Merry Christmas and happy holidays…

Santa Claus is coming to town…

Let it snow, let is snow, let it snow…

Chestnuts roasting on an open fire…

It’s the most wonderful time of the year…

Etc, etc, etc…

I HEART THE HOLIDAYS!

This really truly is my favorite time of year.  Something about the cheesy joyful Christmas music and festive decorations and anticipation in the air makes me warm and fuzzy and happy inside.  I am proudly a total sucker for it and feel all cozy everyday and everywhere I go.  Even the chilly weather is tolerable!  Ehh…sort of.  I don’t do well with cold.  Unless it’s snowing!  Sigh.  Contentment.

That said, the older I get, the more the season sneaks up on me.  It seems that Thanksgiving dinner dishes are barely washed when I blink and it’s Christmas.  All before I can even get a chance wear my favorite holiday sweater!

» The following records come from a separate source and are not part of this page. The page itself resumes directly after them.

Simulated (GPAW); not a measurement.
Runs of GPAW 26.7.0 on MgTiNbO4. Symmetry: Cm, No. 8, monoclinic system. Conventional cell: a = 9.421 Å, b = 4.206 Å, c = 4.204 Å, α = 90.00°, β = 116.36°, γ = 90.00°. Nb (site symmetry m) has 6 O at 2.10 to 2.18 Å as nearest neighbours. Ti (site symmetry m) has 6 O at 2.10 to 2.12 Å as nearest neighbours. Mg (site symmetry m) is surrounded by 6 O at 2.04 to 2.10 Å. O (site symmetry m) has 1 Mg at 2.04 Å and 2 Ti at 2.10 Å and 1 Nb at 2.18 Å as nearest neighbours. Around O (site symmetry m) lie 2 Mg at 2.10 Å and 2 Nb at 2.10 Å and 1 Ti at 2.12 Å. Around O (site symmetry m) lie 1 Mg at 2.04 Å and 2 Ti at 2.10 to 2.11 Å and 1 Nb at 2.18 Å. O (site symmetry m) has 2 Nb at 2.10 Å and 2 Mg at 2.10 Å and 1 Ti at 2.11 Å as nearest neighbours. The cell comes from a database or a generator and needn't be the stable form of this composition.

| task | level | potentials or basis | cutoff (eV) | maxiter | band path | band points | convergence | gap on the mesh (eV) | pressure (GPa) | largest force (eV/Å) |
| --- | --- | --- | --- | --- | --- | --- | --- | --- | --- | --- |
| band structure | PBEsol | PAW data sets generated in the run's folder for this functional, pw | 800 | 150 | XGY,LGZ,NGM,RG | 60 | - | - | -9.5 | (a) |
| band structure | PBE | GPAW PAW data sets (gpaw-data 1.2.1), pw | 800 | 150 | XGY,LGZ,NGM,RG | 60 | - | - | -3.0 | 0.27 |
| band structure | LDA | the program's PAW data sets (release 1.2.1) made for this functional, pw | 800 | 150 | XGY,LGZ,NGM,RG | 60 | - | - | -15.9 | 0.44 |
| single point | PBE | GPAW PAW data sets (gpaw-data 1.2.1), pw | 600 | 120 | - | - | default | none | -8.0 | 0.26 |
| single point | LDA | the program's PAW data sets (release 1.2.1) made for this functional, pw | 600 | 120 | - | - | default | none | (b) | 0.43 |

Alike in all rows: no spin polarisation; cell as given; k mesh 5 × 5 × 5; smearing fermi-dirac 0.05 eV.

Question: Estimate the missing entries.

Well, this year, I said no more!  I made a vow to go immediately into holiday mode the second Thanksgiving weekend was over.  So my mini-Christmas tree quickly found its way out of the box under my bed and onto the dining table.  Little Santa and Mrs. Claus figurines stand by its side.  A scented candle is lit every night – smelling of cinnamon snap then spiced pear then Christmas cookie as the wick burns down.  Holiday tunes are loaded onto my iPod and played on the daily.  Both work and personal computer background images are now illustrations of Christmas trees.  My Google homepage displays the Winter Village theme – super cute btw! – right above a red and white Christmas countdown.  I even manually changed my Gmail colors to be red and green!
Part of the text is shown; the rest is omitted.